What does the next wave of aspirational consumers want? How will they buy it? Where will their purveyors of luxury come from?
If the principal of retail design firm JGA is correct, a continental shift is ahead.
Ken Nisch is a retail design strategist whose client list includes Chrysler, Converse, Diesel, Disney, Foot Locker, GNC Live Well, H&M, Harris Bank, Hart Scaffner Marx, J. Jill, Macy’s, NBC, Princeton University, Tommy Hilfiger, Verizon and Whole Foods.
Speaking during a CEO luncheon hosted by the New York branch of the Luxury Marketing Council, Nisch claimed the 21-century will be the American Century when it comes to luxury brands. He also said renting will replace buying as the preferred consumption method of the ever financially challenged mass affluent consumer.
Nisch says the new gen mass affluent luxury consumer already believes “I have too much stuff.” One answer, he says, is renting pointing to the proliferation of the concept.
It’s not your mother’s tag sale. Pre-owned luxury, he adds, will become the other acceptable way that the ‘trading up’ consumer outfits themselves with the logos they desire “at 90 percent off.” This segment “wants craftsmanship but can’t afford it.”

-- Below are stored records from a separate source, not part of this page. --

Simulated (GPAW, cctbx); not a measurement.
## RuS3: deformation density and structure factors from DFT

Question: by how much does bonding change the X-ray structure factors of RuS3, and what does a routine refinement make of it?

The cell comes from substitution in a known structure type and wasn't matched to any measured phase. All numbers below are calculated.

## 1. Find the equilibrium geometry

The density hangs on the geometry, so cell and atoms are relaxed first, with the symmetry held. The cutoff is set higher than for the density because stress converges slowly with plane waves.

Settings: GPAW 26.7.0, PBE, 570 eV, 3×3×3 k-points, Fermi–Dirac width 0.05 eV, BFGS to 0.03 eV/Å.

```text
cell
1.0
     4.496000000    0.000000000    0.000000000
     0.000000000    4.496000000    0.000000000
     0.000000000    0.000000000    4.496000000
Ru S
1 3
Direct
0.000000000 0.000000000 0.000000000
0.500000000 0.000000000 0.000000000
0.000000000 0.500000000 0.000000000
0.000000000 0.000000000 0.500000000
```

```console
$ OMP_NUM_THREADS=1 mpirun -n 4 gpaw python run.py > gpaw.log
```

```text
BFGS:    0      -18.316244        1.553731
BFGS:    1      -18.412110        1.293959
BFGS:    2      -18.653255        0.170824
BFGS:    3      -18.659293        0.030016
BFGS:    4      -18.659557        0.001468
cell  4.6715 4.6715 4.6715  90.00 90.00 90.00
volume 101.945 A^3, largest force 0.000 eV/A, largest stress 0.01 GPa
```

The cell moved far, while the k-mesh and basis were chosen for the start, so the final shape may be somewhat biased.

Providing more competition for European brands, the U.S. is now an acceptable place to make luxury products for aspirational consumers, Nisch says. American consumers want to support luxury brands they can relate to. Watchmaker Shinola settled on Detroit because Americans identify the city with quality engineering. He noted that traditional European brands want to make sure they connect. Alex & Ani is another U.S. example.
When it comes to retail, Nisch says aspirational luxury consumers are looking for “a casualized experience. Look at how fine dining has changed.”
While Nisch’s viewpoint was greeted with a healthy dose of skepticism, a clear message I took away is that true luxury brands selling at higher price points are going to have to more than ever develop deep and focused marketing strategies to target the 1 percent, particularly the upper levels where there is huge untapped spending potential.
One attendee painted a scary picture for luxury brands that have so brilliantly tapped into the aspirational consumer market, getting target consumers to run up credit card bills for a new watch or pair of shoes.
He said, in the past, infrequently used designer handbags, shoes and dresses went into the closet or storage, or perhaps a garage sale. The Internet and EBay means “today every woman is their own Neiman Marcus Last Call or Sak’s Off Fifth.” This person noted, “Luxury has always been about exclusivity and limited supply, but for the price sensitive consumer there has never been as much discounted inventory available as today, and tomorrow this will increase exponentially.”